For centuries, women have produced knowledge and experience in a variety of ways. However, the man-centered understanding of science has triviliazed women’s experiences within the main narratives. (1)

1: N. Gamze Toksoy, “‘Dünyayı Yeniden Dokumak’ Shiva ve Mies’den Ekofeminizm” (“‘Re-Weaving the World’ Ecofeminism From Shiva and Mies”), Fe Magazine 13, no. 1 (2021), 101-106.

Who are these women?

- I have crossed paths with the women workers of the Hevsel Gardens.

I saw these women as I was walking across the Suriçi district of Diyarbakır. Two women sitting on the ground… plastic bags laid in front of them… plastic bags full of sweet fragrant herbs…

- What are these fragrant herbs? Mint? Pennyroyal?

One of the women turned toward me to answer my question. As she turned, I noticed something on her back. Two loops stitched with white thread on her maroon waistcoat…

She must have tried to stitch the tear on the back of her jacket. Who knows, perhaps it was the load on her back she had tried to stitch…

- What was it that so compelled me? Something like a flash, even though I had passed through the same spot countless times before… Who were these women?

- A voice: The Women of Hevsel! The Mother Earths!

Mother earths, yet city-dwelling women who came to the Hevsel Gardens in the early hours of the mourning and spent the whole day in the fields with their families, women who raised their children in the fields and lived in the neighbourhoods surrounding the city wall. Women of all ages and backgrounds, some working their own ploughs, others seasonal or temporary workers, local or refugee, tradeswomen added up among these women who worked as agricultural labourers and earned a living from selling whatever they picked from the gardens in the historical intramural neighbourhoods of Diyarbakır. Refugee women who had migrated from villages to the city, away from the Syrian war, speaking diferent languages, possessing different cultural backgrounds, dwellers of the impoverished neighbourhoods, casual worker women, Mother Earths!

The city of Diyarbakır, which for years has continuously appeared on the agenda as part of a region associated with violence, therefore sticking in the public’s mind as such, actually teaches us new social data through the variety of user identities and storylines that have evolved as a result of the war and of the forms of resistance that have surfaced in its aftermath. The invisible forms of resistance that exist in this area where life is connected with nature, within a city known only for being part of a violence-torn region, are proof of the crucial necessity of reexamining the notion of resilience with the help of these women actors. The struggle given in the field, the struggle they give while selling what they harvest from the fields, the struggle they give dealing with the middlepersons, the struggle they give against the masculine ruling power.

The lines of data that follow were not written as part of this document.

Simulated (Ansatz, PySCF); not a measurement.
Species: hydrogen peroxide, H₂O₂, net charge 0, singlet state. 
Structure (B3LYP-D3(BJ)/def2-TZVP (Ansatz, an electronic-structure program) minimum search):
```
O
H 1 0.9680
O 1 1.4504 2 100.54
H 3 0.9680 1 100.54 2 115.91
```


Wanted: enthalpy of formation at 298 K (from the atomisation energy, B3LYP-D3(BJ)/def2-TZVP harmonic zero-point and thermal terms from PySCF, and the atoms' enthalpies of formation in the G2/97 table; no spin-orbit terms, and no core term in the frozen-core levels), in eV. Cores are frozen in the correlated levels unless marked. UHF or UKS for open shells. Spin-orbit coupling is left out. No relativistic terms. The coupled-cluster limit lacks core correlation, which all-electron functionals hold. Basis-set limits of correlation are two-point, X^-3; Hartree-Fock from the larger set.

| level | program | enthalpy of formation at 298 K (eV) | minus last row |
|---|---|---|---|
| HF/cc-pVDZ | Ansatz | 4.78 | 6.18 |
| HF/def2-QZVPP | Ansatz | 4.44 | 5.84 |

Is it possible to look at how poorly visible the struggle given in the field by these women actors living at the intersection between the city and nature is, at how crucial it is for this struggle to gain visibility, at the production praxes of the working women of the Hevsel gardens, at the relationship they have formed with nature, at the modes of co-organization they have developed thanks to nature, at what nature has taken from them, at what they take from nature and at the channels through which we observe all this through a different perspective, with the help of the ecofeminist theory, and to grant visibility to the roles these women play in, the contribution they make to social life?

The Hoeing Women

In Turkish, the meaning of the word “Aşef” (“hoe”) encompasses all the gardening operations such as sorting out the remainder from the sowed saplings or the sowing itself, and the women who perform these operations are called “Aşefçi” (“hoers”). Within this culture that took shape on the basis of the sale of the garden crops, this term is mostly used to designate the women who sell in the city the crops and herbs that they pick from the gardens. The hoeing women, who are paid a daily wage in return for their work, are also traditionally granted a right to pick up the remainder of the crops, those that are too spoiled for the garden’s owners to sell on the market. The crops that are left over unpicked after the harvest are also granted for the hoeing women to collect. These were called “Xerat”. As the hoeing women started to work in the early hours of the morning, their shift would end by noon and they would pick up the fruits and vegetables left for them by the owners as well as the herbs from the Hevsel gardens such as basil and purslane and carry them in baskets on their backs to the hoers’ market in the Balıkçılarbaşı district of Diyarbakır to sell in the afternoon.